David Irwin
Research Scientist
Department of Computer Science
Office: 220
Email: irwin [at] cs [dot] umass [dot] edu
Phone: 413-545-4463
Research
Modern society now relies on complex cyber-physical systems (CPSs) that coordinate physical, computational, and network elements to perform important societal functions, such as reducing energy consumption, limiting carbon emissions, monitoring strategic infrastructure, detecting severe weather, optimizing traffic patterns, etc. As a result, understanding how to design CPSs to be robust, efficient, secure, and manageable is critical. The basic structure of future CPSs is beginning to emerge: real-world physical elements, including cars, buildings, phones, etc., continuously sense and transmit operational and environmental data via the Internet to remote software systems hosted at various data centers ``in the cloud"; these systems in-turn process the data to inform or directly control real-world physical processes. Multiple technology trends are converging to shape this vision of CPS. Most importantly, the amount of available real-world sensor data is growing exponentially, requiring substantial computational resources for processing and storage. In parallel, cloud data centers are driving down the cost of computation and storage by leveraging statistical multiplexing and massive economies of scale. Finally, the network connectivity linking the real world with the cloud is becoming more pervasive, plentiful, and flexible with the emergence of 3G/4G wireless connectivity, high-bandwidth broadband, and programmable networks, e.g., via GENI, OpenFlow, etc. Thus, CPSs are rapidly evolving from multiple isolated end-systems to networks of diverse physical elements communicating with remote clouds to coordinate their collective actions.
Since CPSs encompass many different types of systems, a key research challenge for CPS software systems is defining a common platform for designing and implementing novel abstractions, techniques, and algorithms for a diverse set of CPS environments. Just as software systems for smart phones have enabled developers to build thousands of innovative data-driven ``apps," the goal of future CPS software systems should be to enable developers to build diverse apps using real-world sensors and actuators, such as a building-based app to lower the electric bill or a car-based app to improve fuel-efficiency. As with mobile apps, achieving this goal would open up CPSs to the type of widespread disruptive innovation that rapidly accelerates technology advancement. My research centers on realizing this vision by studying the design, implementation, and evaluation of next-generation cloud-based CPSs. My prior work explores the design of systems for the wide range of environments utilized by CPSs, including embedded sensor systems, cloud data centers, and Internet-scale networked systems, while also applying systems techniques to design novel CPSs, such as energy-optimized smart buildings and virtualized camera networks. Despite the different settings, my research methodology follows a consistent theme: elucidating fundamental systems design principles and techniques by building, deploying, and evaluating real hardware/software prototypes.
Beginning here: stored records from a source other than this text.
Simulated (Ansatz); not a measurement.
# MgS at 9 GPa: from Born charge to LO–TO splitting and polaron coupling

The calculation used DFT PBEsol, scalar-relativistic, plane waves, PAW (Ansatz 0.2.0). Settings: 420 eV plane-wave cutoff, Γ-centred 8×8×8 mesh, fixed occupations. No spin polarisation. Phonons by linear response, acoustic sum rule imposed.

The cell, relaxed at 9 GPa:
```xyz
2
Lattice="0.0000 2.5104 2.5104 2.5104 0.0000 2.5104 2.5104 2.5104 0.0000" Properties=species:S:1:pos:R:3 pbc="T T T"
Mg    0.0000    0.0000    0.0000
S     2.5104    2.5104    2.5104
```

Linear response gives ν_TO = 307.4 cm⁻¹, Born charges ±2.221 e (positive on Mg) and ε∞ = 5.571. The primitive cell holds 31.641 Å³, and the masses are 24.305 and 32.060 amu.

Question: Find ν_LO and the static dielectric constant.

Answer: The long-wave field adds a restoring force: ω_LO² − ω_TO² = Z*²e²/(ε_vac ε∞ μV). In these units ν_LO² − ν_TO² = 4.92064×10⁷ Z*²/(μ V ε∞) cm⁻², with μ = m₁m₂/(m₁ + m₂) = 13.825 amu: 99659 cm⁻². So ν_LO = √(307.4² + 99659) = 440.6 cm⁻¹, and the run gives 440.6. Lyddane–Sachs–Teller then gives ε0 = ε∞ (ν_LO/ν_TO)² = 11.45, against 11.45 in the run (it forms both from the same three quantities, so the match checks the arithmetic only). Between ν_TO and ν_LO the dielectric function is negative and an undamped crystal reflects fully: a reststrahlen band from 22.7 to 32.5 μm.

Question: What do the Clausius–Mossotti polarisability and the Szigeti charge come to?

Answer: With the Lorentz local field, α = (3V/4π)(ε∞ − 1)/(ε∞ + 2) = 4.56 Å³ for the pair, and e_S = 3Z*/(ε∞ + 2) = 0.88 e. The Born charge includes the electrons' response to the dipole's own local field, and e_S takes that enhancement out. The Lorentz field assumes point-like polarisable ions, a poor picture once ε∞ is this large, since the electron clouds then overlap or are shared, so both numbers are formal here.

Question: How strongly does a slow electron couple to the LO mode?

My research encompasses CPSs as well as topics that will influence future CPSs, including Green Computing, Embedded Sensor Systems, and Next-generation Clouds and Networks.
Cyber-Physical Systems leverage computation and networking resources to sense, actuate, and adapt real-world physical systems. My recent research focuses on using computation and sensing to reduce society's energy footprint, primarily by optimizing the energy consumption of smart electric grids and buildings.
Green Computing explores methods for reducing the energy footprint of computation. My research focuses on reducing the energy footprint and carbon emissions of the massive data centers now common at large institutions. In particular, recent research examines how to integrate intermittent power sources into data centers.
Embedded Sensor Systems are the foundation of CPSs, since they sense and transmit actionable data about the physical world in real time. My research focuses on designing perpetual sensor systems that are continuously operational, maintainable, and retaskable despite unknown energy constraints, failure rates, and application scenarios.
Next-generation Clouds and Networks must accommodate the I/O-intensive ``big data" requirements of future CPSs. My research focuses on system architectures and techniques for improving resource management in virtualized cloud data centers and next-generation, programmable networks, such as GENI.